Speaking on the NDC's suit, he said currently there is no clarity on what the decision of the Apex Court means for proceedings in Parliament.

The Minority is in court contesting the voting quorum that paved way for the passage of the controversial E-Levy.

Meanwhile, Deputy Ranking Member on the Constitutional, Legal and Parliamentary Affairs Committee of Parliament, Francis-Xavier Sosu said President Akufo-Addo’s approval of the Electronic Transfer Levy (E-levy) is an act of lawlessness.

The President assented to the E-levy Bill on Thursday, despite a challenge at the Supreme Court by the Minority in Parliament against the passage of the Bill.

Mr. Sosu said the act by the President serves as disrespect to state institutions.

“It is quite disappointing that the President being very much aware that the process leading to the passage of the Bill is a subject matter of a challenge at the Supreme Court will go ahead and assent the bill to become law. It is also a stab of the claim of the President to be an ardent adherent to rule of law and due process.”

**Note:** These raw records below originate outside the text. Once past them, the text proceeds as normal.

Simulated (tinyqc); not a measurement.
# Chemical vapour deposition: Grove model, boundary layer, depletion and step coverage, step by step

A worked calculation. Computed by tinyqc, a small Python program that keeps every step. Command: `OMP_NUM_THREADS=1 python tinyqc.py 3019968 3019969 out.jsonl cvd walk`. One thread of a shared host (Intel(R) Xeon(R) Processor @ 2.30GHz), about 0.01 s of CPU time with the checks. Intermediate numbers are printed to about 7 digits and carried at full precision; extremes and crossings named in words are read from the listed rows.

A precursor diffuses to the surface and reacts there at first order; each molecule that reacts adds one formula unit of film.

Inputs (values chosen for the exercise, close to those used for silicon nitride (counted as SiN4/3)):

The Minister of Finance, Ken Ofori-Atta, has downplayed the lawsuit filed by the Minority in Parliament over the passage of the 1.5% electronic transfer levy.

Mr. Ofori-Atta who moved the motion for approval of the levy indicated that the claims are not factual.

The President, Nana Akufo-Addo, signed into law the E-levy, two days after it was passed by Parliament under controversial circumstances.

His action now paves the way for the implementation of the levy.

his came barely a day after some three members of the Minority NDC in Parliament filed a suit at the Supreme Court to challenge the passage of the levy, insisting Parliament did not have the numbers to pass it.

“I believe that, the claim of someone who is an ardent follower of democratic processes, belief in independent institutions must reflect in how things are done. So once the Bill has been passed in ways that have been challenged before the Supreme Court, one will have expected that the President abides by the decision of the Supreme Court before assenting to the Bill”, Mr. Sosu added.